2.4 Importing Data in Chunks

When working with large datasets, it’s often necessary to import data in chunks, especially when the dataset is too large to fit into memory or cannot be opened by standard software like Excel. The readr package in R provides a solution with the read_delim_chunked() function, which allows for reading a delimited file in manageable chunks.

The read_delim_chunked() function operates similarly to read_delim(), but it processes data in smaller portions, making it easier to handle large datasets. A practical approach is to use a callback function to filter data as each chunk is processed.

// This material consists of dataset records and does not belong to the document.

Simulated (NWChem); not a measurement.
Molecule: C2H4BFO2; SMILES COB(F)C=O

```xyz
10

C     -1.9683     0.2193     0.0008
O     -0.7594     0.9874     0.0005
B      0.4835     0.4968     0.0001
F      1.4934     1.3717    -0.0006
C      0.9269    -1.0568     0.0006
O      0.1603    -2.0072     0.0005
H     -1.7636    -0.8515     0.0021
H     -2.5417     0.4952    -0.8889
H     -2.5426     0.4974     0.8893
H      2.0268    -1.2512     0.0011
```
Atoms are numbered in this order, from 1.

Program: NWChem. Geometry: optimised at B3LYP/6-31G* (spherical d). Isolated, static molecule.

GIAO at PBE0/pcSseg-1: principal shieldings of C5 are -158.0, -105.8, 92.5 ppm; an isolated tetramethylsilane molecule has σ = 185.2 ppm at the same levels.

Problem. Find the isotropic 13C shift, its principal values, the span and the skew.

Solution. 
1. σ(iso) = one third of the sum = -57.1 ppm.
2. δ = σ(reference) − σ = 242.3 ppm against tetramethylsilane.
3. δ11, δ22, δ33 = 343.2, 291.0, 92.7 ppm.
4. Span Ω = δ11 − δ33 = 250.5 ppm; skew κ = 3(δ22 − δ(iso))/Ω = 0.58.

Here’s an example demonstrating how to import a delimited file in chunks and apply a callback function to filter the data for state_code “NV”:

# Load the readr package
library(readr)
library(dplyr)

# Define the callback function to filter data for state_code "NV"
filter_data <- function(data_chunk, pos) {
  # Filters data chunk for only rows where state_code == "NV"
  data_chunk <- data_chunk%>%filter(state_code == "NV")
}

# Import a CSV file in chunks using read_csv_chunked()
chunked_data <- read_delim_chunked(
  "downloads/2023_combined_mlar_header.txt", # specify the path to the CSV file
  callback = DataFrameCallback$new(filter_data), # specify the callback function
  chunk_size = 10000, # specify the chunk size,
  delim = "|",
  escape_double = FALSE,
  trim_ws = TRUE,
  col_names = TRUE,
  col_types = cols(.default = col_character())
)

In this example:

  • "downloads/2023_combined_mlar_header.txt" should be replaced with the actual path to your delimited file.
  • delim = "|" specifies the delimiter used in the file.
  • escape_double = FALSE specifies whether double quotes should be escaped.
  • trim_ws = TRUE indicates that whitespace should be trimmed from the beginning and end of each field.
  • col_names = TRUE specifies that the file contains column names.
  • col_types = cols(.default = col_character()) sets all columns to be read as character data types.

The filter_data() function is used as a callback to filter the data for the state code “NV”. A callback function is a function passed as an argument to another function, which is then executed within that function. Here, the filter_data() function is applied to each chunk of data read by read_delim_chunked(), enabling the filtering of data for the state code “NV” as it is read in chunks.